Fwd: Call For Papers - BFE One-Day Conference Keele University 3rd November 2018

From:

Morgan Davies <[log in to unmask]>

Reply-To:

Morgan Davies <[log in to unmask]>

Date:

Tue, 6 Mar 2018 15:17:04 +0000

Content-Type:

text/plain

Parts/Attachments:

Parts/Attachments

text/plain (91 lines)

British Forum for Ethnomusicology One-Day Conference

3rd November 2018 - Keele University, Staffordshire

Call For Papers

Beyond Memory and Reconciliation:
Music, Conflict and Social Manipulation in Post-Conflict Contexts

Where words fail and the state does not help, music can play many roles,
including in acknowledging trauma, promoting understanding of the roots of
conflict, negotiating social guilt, facilitating public debate,
contributing to reconciliation, expressing a collective sense of cultural
survival, and preserving social memory (Fast and Pegley 2012; O’Connell and
Castelo-Branco 2010, Ritter and Daughtry 2007; Urbain 2008). It can also be
a painful reminder of a violent past, and thus a site of tension between
the competing desires to remember and to forget. How, when, and why do
these roles develop? How has music been used to understand, remember and
transform social conflict?

In ethnomusicology and related disciplines, scholars have tended to focus
on processes of memory and reconciliation and the role that music serves to
process recent conflict. However, less attention has been paid to
post-conflict mechanisms of remembrance, nostalgia, and cultural survival
in post-memory/reconciliation contexts. In some cases governments, NGOs and
popular culture have joined forces to create spaces to discuss the
aftermath of social conflict, but what happens when complacency sets in?
How are cultures revived and drawn together (or apart)? How is guilt
negotiated? Music can be a powerful tool in the negotiation of difference
and the discussion of the roots of conflicts (Gilroy 2005, Brinner 2009,
Abbi-Ezzi 2008, Montero-Diaz 2016). It can also be used to manipulate
individuals into taking sides in a conflict; believing the conflict is
resolved; enhancing nationalist behaviour, or even triggering more conflict
(Johnson and Cloonan 2009).

This one-day conference seeks to bring together voices from various
theoretical, ethnographic, historical, and geographical perspectives to
understand how music is bound up with reassertions of the national and
social in post-conflict contexts.

The programme committee welcomes submissions from any discipline that
address the following or related areas:

   -

   The use of music by governments and institutions to promote
   memory/reconciliation, to enhance national self-esteem, to steer public
   discourse towards optimistic post-conflict ideals or to exacerbate
   conflict.
   -

   The links between music and politics when addressing memory and
   reconciliation after a conflict.
   -

   The relationship between music, conflict and social manipulation.
   -

   The role of music in the (re)negotiation of guilt, social role, class,
   and race in post-conflict contexts.
   -

   Music and the reformulation of nationalism, cosmopolitanism, and nation
   building and branding post-conflict.

We invite proposals for individual papers (20 minutes + 10 minutes
questions) and for panels of three related papers (90 minutes in total
including questions).

We are delighted to announce our keynote panel with Prof. Rachel Beckles-
Willson, Prof. John O’Connell and Dr. Felicity Laurence.

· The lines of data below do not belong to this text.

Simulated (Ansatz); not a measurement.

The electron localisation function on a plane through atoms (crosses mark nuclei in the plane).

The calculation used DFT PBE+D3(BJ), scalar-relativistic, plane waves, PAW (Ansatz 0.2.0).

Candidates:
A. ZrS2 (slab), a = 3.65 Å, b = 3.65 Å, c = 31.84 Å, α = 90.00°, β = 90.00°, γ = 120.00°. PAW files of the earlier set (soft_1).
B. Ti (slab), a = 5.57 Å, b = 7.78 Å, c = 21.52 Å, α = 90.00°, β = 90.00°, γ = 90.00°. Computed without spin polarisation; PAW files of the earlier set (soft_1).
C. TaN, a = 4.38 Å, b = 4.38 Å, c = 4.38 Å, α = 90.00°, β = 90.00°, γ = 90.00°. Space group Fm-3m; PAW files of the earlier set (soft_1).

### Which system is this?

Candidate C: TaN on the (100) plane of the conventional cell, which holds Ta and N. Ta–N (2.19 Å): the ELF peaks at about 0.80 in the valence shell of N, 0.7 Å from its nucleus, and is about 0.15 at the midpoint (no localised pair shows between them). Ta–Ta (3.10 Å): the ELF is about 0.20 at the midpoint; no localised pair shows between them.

They will each give a keynote presentation, and as a panel engage in
dialogue with participants on the conference themes.

Abstracts for individual papers should be no more than 300 words. For
panels, send three abstracts of no more than 300 words each, as well as a
panel description of no more than 100 words.
Abstracts should be sent to [log in to unmask] by 5pm on Monday 25th
June. Notifications of acceptance will be sent out in July.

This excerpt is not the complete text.